Section 4. Shares Available for Awards.
(a) Shares Available. Subject to adjustment as provided in
Section 4(b) and 4(c), the number of Shares with respect to which Awards
may be granted under the Plan shall be 1,447,452 plus the number of Shares
necessary to accommodate the Rollover Options and the number of Shares with
respect to which Incentive Stock Options may be granted under the Plan
shall be 1,447,452 plus the number of Shares necessary to accommodate any
Rollover Options which are Incentive Stock Options. If, after the
effective date of the Plan, any Shares covered by an Award granted under
the Plan or to which such an Award relates are forfeited, or if such an
Award is settled for cash or otherwise terminates or is canceled without
the delivery of Shares, then the Shares covered by such Award, or to which
such Award relates, or the number of Shares otherwise counted against the
aggregate number of Shares with respect to which Awards may be granted, to
the extent of any such settlement, forfeiture, termination or cancellation,
shall, in the calendar year in which such settlement, forfeiture,
termination or cancellation occurs, again become Shares with respect to
which Awards may be granted unless any dividends have been paid thereon
prior to such settlement, forfeiture, termination or cancellation. In
addition, Shares tendered in satisfaction or partial satisfaction of the
exercise price of any Award or any tax withholding obligations will again
become Shares with respect to which Awards may be granted. Notwithstanding
the foregoing and subject to adjustment as provided in Section 4(b), no
Employee of the Company may receive Options and/or Stock Appreciation
Rights in any calendar year that relate to more than 375,000 Shares.

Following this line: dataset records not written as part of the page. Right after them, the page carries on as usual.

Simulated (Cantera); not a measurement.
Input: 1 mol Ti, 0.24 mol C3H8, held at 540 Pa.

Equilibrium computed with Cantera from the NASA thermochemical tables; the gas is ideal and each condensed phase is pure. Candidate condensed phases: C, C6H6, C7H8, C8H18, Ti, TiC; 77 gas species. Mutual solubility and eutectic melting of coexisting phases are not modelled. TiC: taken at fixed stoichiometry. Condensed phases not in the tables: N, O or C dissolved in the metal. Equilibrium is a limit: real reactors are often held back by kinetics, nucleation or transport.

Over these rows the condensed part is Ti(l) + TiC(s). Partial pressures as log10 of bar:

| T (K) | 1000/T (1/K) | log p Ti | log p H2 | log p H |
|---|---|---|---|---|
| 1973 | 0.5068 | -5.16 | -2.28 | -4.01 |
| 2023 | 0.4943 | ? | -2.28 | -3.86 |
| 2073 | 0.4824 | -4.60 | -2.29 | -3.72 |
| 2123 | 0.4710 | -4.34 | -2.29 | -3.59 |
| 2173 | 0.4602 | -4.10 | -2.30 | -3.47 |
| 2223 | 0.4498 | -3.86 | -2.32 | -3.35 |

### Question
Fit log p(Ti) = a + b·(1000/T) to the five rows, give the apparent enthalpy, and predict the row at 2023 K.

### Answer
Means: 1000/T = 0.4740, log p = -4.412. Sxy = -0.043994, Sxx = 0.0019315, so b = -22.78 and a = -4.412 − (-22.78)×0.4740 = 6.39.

(b) Adjustments. In the event that the Committee determines
that any dividend or other distribution (whether in the form of cash,
Shares, other securities or other property), recapitalization, stock split,
reverse stock split, reorganization, reclassification, merger,
consolidation, split-up, spin-off, combination, repurchase, or exchange of
Shares or other securities of the Company, issuance of warrants or other
rights to purchase Shares or other securities of the Company, or other
similar corporate transaction or event affects the Shares such that an
adjustment is determined by the Committee to be appropriate in order to
prevent dilution or enlargement of the benefits or potential benefits
intended to be made available under the Plan, then the Committee shall, in
such manner as it may deem equitable, adjust any or all of (i) the number
of Shares of the Company (or number and kind of other securities or
property) with respect to which Awards may thereafter be granted, (ii) the
number of Shares or other securities of the Company (or number and kind of
other securities or property) subject to outstanding Awards, and (iii) the
grant or exercise price with respect to any Award, or, if deemed
appropriate, make provision for a cash payment to the holder of an
outstanding Award; provided, in each case that, with respect to Awards of
Incentive Stock Options, no such adjustment shall be authorized to the
extent that such authority would cause the Plan to violate Section
422(b)(1) of the Code, as from time to time amended.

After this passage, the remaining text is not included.